Last year, I first ideated media literacy in India as a solution to a wide range of issues in democracy. In this article, I pitched it as a potential component of school curricula. Today, I am launching a volunteer-based movement. Please pitch in if this interests you.Children are often taught to respect information – both the written as well as the spoken word. To scribble on books is taboo, and to read newspapers and watch news channels is the most impressive habit you can develop. It’s not too surprising then, that we grow up to have a strange reverence towards the media. We start depending on the media we consume, and treating it as unquestionable. [For example, how often have you heard this sentence said with deep faith: “They showed it on the news.” We love sharing information with others, and attribute it to “the news”.]

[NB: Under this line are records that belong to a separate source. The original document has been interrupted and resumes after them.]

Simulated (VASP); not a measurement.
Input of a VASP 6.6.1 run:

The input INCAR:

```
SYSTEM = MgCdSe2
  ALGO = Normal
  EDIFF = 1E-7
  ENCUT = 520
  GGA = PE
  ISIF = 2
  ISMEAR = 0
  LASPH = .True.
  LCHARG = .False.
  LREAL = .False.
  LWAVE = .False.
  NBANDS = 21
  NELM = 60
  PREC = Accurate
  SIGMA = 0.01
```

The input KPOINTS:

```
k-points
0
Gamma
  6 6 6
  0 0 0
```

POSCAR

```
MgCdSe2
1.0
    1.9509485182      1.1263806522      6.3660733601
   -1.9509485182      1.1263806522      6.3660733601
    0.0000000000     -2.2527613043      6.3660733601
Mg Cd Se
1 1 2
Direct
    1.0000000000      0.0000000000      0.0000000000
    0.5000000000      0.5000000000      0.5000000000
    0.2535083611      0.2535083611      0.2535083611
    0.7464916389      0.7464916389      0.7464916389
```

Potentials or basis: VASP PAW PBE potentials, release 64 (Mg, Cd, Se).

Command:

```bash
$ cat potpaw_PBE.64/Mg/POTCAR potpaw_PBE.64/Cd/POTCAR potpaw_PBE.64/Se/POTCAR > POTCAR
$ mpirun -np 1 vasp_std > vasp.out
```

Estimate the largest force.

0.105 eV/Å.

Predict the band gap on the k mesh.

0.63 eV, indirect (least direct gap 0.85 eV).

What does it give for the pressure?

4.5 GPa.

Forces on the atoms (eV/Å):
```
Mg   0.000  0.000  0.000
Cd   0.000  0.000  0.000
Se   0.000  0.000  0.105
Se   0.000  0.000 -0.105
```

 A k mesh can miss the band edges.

It gets worse when the reverence grows into fantasy. Flashy news anchors and highly-connected journalists recording themselves with their feet deep in flood water seem like a world to be admired with wonder, not questioned with doubt. The news, in effect, becomes as glamorous as the cinema world for a significant part of the society.
What happens when the media begins to falter? The democracy cracks.
Democracy depends on its institutions. The top three institutions – our government, our lawmakers and our judges – hold each other to account, so that none of them ever becomes so powerful or incompetent that the essence of democracy crumbles. They are rightly called “checks and balances”.
The “fourth pillar”, the media, attempts to hold each of them to account. Who will hold the media to account when it starts to cave in to forces that do not have our best interests in mind?
The Media Literacy Project: What and Why
We do not get angry enough about our news media, because there is something dangerously godly about the media. It seems to carry with itself a fancy, irresistible lure.
We must be terribly ignorant people, if our anger is limited to wrong questions like: “Why does the media show only negative things?” or “Why does the media always criticise?” [Short answer, by the way: That is the media’s job. Instead, we need to be restless when it’s raining positivity on the news.]
And, we must be terribly weak people, if our anger over sensationalism and noisy TV fights does not lead to boycott and complaints. [Short answer, again: Sensationalism and noise work because we watch it.]
To make sure that the fourth pillar of democracy works, we need a large-scale media literacy movement in India.
Reverence and fantasy are not what the media is for.
The media, as the fourth pillar of democracy, is an arm of our civil society, with accountability and great responsibility. It is responsible for our minds – what we know, how we think, who we like and dislike, and what opinions we hold.
It is meant to inform us everything we need to know to form informed facts and opinion. It is supposed to protect us from misinformation, hold government to account [and hence pounce on their wrongdoings], hold ourselves to account [in our fight against gender inequality, caste and mutual injustice, as much as against political injustice] and mobilise us to make democracy work.
The news needs anger against it, when it starts
- feasting on our fears and insecurities,
- consistently praising the government,
- gets lazy,
- gets motivated in its selection and omission of news and views,
- gets biased.
Journalism is a pillar of democracy that we are exposed to much more than we are to the judges, the government and our leaders. Yet, our knowledge about it, our anger against it, and our demands for it are as good as non-existent.
We must talk about our relationship with the media. Everyone must – college students, professionals, high-income, low-income, daily wagers and top executives – because we all consume the media.
We need a movement that introduces media literacy in school curricula and trains young citizens and children on media consumption. This movement requires people from all walks of life, and not just journalists.
Examples of topics that media literacy covers: Fake news, understanding the psychology of propaganda, human insecurities, media ownership, the world of misinformation, advertising, political impact, press freedom and freedom of speech, gender in media, cinema, caste, political correctness, and much more.